This week Apple recently announced two new chipsets, the M1 Pro and the M1 Max, claiming they are “the most advanced” silicon to ever feature in a MacBook.

To back this up a MacBook Pro was also announced, featuring the M1 Max, which is coming out in just a few days, on 26 October.

According to Apple the device and new silicon will revolutionise the market. To check on this claim we quizzed to industry experts about what industry wide ramifications Apple’s new silicon will have, here’s what they told us.

Is the MacBook Pro priced well enough to appeal to anyone but prosumers and creatives?

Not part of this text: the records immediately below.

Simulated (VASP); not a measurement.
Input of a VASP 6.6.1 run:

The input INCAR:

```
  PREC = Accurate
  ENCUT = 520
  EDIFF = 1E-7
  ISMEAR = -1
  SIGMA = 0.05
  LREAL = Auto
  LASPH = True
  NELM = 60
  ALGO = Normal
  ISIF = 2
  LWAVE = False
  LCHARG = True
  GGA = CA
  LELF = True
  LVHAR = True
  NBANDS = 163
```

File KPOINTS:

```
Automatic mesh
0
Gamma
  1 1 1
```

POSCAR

“The development of Apple Silicon is a challenge to both AMD and Intel,” Ben Wood, chief analyst at CCS Insight, revealed to Trusted Reviews.

“Apple clearly feels it can compete with both players and get the benefits of a deeply integrated stack across hardware, software and services.”

Apple Silicon is an ARM-based processor technology that’s been built by Apple, it’s designed especially for the company’s computing products, meaning that it has more control of the production line.

The first Apple Silicon chip to launch was the M1 chipset back in 2020.

Has Apple Silicon sparked a trend in big tech to develop own-brand chips?

“I believe so. OEMs want more end-to-end user control which means owning and controlling the software and the hardware (vertical integration) to allow for better performance (speed, battery life, etc.),” Anisha Bhatia. senior analyst at GlobalData, told Trusted Reviews.

“But this is a trend limited to bigger OEMs who have the scale and the resources to get substantial ROI from their investments.”

Other companies have followed in Apple’s footsteps and have started developing custom chipsets, with Google creating Tensor for its phones and Samsung creating Exynos.

“This is a trend that has been growing for some time – Apple’s vertically integrated approach has delivered huge advantages in performance, cost and more so it is little surprise that others such as Google, Samsung and Xiaomi are also developing silicon platforms,” Wood went on to say.

Are Apple’s new chips more of a threat to AMD or Intel given their focus on the creative market?

“The development of Apple Silicon is a challenge to both AMD and Intel,” Wood claims.

“Apple clearly feels it can compete with both players and get the benefits of a deeply integrated stack across hardware, software and services.”